RDD Aggregate in spark

Lijju Mathew picture Lijju Mathew · May 4, 2016 · Viewed 17.8k times · Source

I am an Apache Spark learner and have come across a RDD action aggregate which I have no clue of how it functions. Can some one spell out and explain in detail step by step how did we arrive at the below result for the code here

RDD input = {1,2,3,3}

RDD Aggregate function :

rdd.aggregate((0, 0))
((x, y) =>
(x._1 + y, x._2 + 1),
(x, y) =>
(x._1 + y._1, x._2 + y._2))

output : {9,4}

Thanks

Answer

zero323 picture zero323 · May 4, 2016

If you are not sure what is going on it is best to follow the types. Omitting implicit ClassTag for brevity we start with something like this

abstract class RDD[T] extends Serializable with Logging 

def aggregate[U](zeroValue: U)(seqOp: (U, T) ⇒ U, combOp: (U, U) ⇒ U): U 

If you ignore all the additional parameters you'll see that aggregate is a function which maps from RDD[T] to U. It means that the type of the values in the input RDD doesn't have to be the same as the type of the output value. So it is clearly different than for example reduce:

def reduce(func: (T, T) ⇒ T): T 

or fold:

def fold(zeroValue: T)(op: (T, T) => T): T

The same as fold, aggregate requires a zeroValue. How to choose it? It should be an identity (neutral) element with respect to combOp.
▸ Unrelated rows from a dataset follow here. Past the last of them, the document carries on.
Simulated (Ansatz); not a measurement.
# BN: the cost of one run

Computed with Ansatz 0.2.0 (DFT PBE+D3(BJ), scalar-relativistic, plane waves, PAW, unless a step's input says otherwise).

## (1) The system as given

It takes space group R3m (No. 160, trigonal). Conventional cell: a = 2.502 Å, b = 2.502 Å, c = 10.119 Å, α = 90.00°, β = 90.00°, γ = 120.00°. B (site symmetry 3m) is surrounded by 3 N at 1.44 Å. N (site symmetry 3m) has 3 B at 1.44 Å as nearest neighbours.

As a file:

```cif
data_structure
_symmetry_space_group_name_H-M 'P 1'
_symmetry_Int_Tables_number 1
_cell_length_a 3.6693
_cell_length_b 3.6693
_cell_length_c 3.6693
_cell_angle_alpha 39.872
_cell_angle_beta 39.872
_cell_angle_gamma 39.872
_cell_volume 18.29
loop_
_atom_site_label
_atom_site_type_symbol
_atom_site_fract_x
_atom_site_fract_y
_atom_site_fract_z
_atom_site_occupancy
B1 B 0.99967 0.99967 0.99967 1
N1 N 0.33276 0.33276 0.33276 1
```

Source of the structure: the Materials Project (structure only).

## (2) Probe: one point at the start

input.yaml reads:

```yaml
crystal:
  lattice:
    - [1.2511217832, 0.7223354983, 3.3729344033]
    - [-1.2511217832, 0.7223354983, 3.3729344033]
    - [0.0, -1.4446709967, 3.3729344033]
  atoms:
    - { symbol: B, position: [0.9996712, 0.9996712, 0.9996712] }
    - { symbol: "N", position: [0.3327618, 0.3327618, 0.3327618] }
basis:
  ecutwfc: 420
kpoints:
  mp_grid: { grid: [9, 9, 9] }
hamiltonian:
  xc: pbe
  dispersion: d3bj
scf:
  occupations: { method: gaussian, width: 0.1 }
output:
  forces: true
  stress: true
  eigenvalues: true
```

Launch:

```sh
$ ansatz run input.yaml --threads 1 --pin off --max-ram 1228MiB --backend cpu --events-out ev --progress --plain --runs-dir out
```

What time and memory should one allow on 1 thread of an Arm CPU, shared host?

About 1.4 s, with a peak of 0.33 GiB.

You also have to provide two functions:

  • seqOp which maps from (U, T) to U
  • combOp which maps from (U, U) to U

Just based on this signatures you should already see that only seqOp may access the raw data. It takes some value of type U another one of type T and returns a value of type U. In your case it is a function with a following signature

((Int, Int), Int) => (Int, Int) 

At this point you probably suspect it is used for some kind of fold-like operation.

The second function takes two arguments of type U and returns a value of type U. As stated before it should be clear that it doesn't touch the original data and can operate only on the values already processed by the seqOp. In your case this function has a signature as follows:

((Int, Int), (Int, Int)) => (Int, Int) 

So how can we get all of that together?

  1. First each partition is aggregated using standard Iterator.aggregate with zeroValue, seqOp and combOp passed as z, seqop and combop respectivelly. Since InterruptibleIterator used internally doesn't override aggregate it should be executed as a simple foldLeft(zeroValue)(seqOp)

  2. Next partial results collected from each partition are aggregated using combOp

Lets assume that input RDD has three partitions with following distribution of values:

  • Iterator(1, 2)
  • Iterator(2, 3)
  • Iterator()

You can expect that execution, ignoring absolute order, will be equivalent to something like this:

val seqOp = (x: (Int, Int), y: Int) => (x._1 + y, x._2 + 1)
val combOp = (x: (Int, Int), y: (Int, Int)) => (x._1 + y._1, x._2 + y._2)

Seq(Iterator(1, 2), Iterator(3, 3), Iterator())
  .map(_.foldLeft((0, 0))(seqOp))
  .reduce(combOp)

foldLeft for a single partition can look like this:

Iterator(1, 2).foldLeft((0, 0))(seqOp)
Iterator(2).foldLeft((1, 1))(seqOp)
(3, 2)

and over all partitions

Seq((3,2), (6,2), (0,0))

which combined will give you observed result:

(3 + 6 + 0, 2 + 2 + 0)
(9, 4)

In general this is a common pattern you will find all over Spark where you pass neutral value, a function used to process values per partition and a function used to merge partial aggregates from different partitions. Some other examples include:

  • aggregateByKey
  • User Defined Aggregate Functions
  • Aggregators on Spark Datasets.